May 1, 2012

‘The essence of the beloved community’

Lewis recounts struggles of the civil rights movement

Charles Oliver

— Fighting for civil rights in the 1950s and 1960s, John Lewis was repeatedly beaten, harassed and threatened by those opposed to equal rights for blacks. But he and his fellow activists followed the biblical injunction to turn the other cheek and met violence with love and forgiveness.

Speaking at Dalton State College Monday night, Lewis, a Democrat who represents an Atlanta-based district in the U.S. House of Representatives, told of many of the conflicts he experienced. In 1961, for instance, he was one of the “Freedom Riders” who challenged Southern laws barring whites and blacks from sitting together on buses and other forms of transportation.

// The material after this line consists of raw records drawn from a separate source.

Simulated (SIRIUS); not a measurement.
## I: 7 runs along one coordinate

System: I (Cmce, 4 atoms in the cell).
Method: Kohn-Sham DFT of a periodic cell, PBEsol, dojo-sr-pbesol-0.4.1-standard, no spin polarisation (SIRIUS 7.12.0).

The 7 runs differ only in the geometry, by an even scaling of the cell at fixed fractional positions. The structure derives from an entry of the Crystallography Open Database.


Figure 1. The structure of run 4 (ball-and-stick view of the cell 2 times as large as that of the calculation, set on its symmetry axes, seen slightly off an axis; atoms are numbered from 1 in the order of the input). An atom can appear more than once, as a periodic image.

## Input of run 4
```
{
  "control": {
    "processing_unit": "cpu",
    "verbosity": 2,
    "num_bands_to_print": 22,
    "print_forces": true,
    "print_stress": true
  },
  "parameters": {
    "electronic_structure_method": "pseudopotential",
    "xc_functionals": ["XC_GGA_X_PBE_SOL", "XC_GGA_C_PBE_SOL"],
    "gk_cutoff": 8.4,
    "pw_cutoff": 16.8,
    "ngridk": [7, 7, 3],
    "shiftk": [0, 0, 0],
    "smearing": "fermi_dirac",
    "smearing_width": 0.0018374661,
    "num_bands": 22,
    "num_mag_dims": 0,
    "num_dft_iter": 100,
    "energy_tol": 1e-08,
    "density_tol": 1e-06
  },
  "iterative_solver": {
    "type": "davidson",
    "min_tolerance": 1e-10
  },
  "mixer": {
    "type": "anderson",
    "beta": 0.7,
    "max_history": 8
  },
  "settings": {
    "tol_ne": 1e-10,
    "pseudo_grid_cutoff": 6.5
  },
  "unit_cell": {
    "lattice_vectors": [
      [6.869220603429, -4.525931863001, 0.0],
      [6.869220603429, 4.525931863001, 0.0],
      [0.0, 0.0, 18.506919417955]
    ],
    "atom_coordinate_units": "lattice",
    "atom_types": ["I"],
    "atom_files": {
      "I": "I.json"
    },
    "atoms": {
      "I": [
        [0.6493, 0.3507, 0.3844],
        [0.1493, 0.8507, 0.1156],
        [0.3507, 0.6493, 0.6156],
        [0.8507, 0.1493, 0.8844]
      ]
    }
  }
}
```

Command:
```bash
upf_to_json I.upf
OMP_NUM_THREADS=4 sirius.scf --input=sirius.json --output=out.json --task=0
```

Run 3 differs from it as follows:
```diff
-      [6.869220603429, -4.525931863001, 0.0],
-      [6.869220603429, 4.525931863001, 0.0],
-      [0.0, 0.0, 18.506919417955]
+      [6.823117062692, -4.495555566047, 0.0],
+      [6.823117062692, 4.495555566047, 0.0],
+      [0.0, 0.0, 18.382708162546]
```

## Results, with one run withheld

In Rock Hill, S.C., Lewis and another activist had just stepped off of an interstate bus and were about to enter a “whites only” waiting room when a mob set upon them, beating them. Local law enforcement stopped the beating and asked if Lewis and his friend wanted to press charges. They declined.

More than 40 years later, one of the men in the mob sought out Lewis and asked him to forgive him. Lewis said he hugged that man — Elwin Wilson — and told him he forgave him. They both began to cry.

“That is what the movement was all about,” Lewis said. “That is the essence of the beloved community.”

“Our forefathers and foremothers may have come here in different ships. But we are all in the same boat now,” Lewis added.

Lewis recounted his life growing up on a farm outside Troy, Ala. He said that when he and a group of his siblings and cousins went to the county library to get library cards they were turned down.

“They said the library was for whites only,” Lewis said, noting that the next time he was in that library was some 50 years later when it hosted him signing one of the books he has written.

“If someone tells you we haven’t come very far, come and walk in my shoes and I’ll show you how far we have come,” he said.

Lewis also recounted efforts by civil rights activists to register blacks to vote in Mississippi, Alabama and other Southern states. Those efforts were again met by violence and intimidation. Lewis himself had his skull fractured by Alabama state troopers during the “Bloody Sunday” attempt to march from Selma to Montgomery. And Lewis noted that three men he knew — James Chaney, Andrew Goodman and Michael Schwerner — were killed in Mississippi for their efforts to register black voters.

“We have to take part in the political process. We have to register and vote because people have died for that right,” he said.

And Lewis said America still has room to grow. He spoke out against state laws requiring a photo ID to vote, such as in Georgia, saying they impose a burden on many poor and minority voters. And he expressed hope that the U.S. Supreme Court will “do the right thing” and uphold the health care reform law that Congress passed two years ago.

Before his speech, Lewis was feted at a reception at Dalton’s Emery Center. Constructed as a school for black children in 1886, the building is now a museum and showplace for the area’s black history and culture.

Patricia Rivers, who serves as the center’s director with her husband Curtis, said she was excited about the opportunity to meet Lewis.

“I remember watching in the ‘60s when all of the marches and demonstrations were going on. And I remember seeing the scenes of him and the other people being beaten. It was a very hopeful time, but it was also a very frightening time,” she said.

Dionna Reynolds, one of the center’s board members, said it was a privilege for the center to host Lewis.

“It definitely brings a crowd, and when people are here they realize the significance of what we have here at the Emery Center, which compels them to come back and bring their family and children,” she said.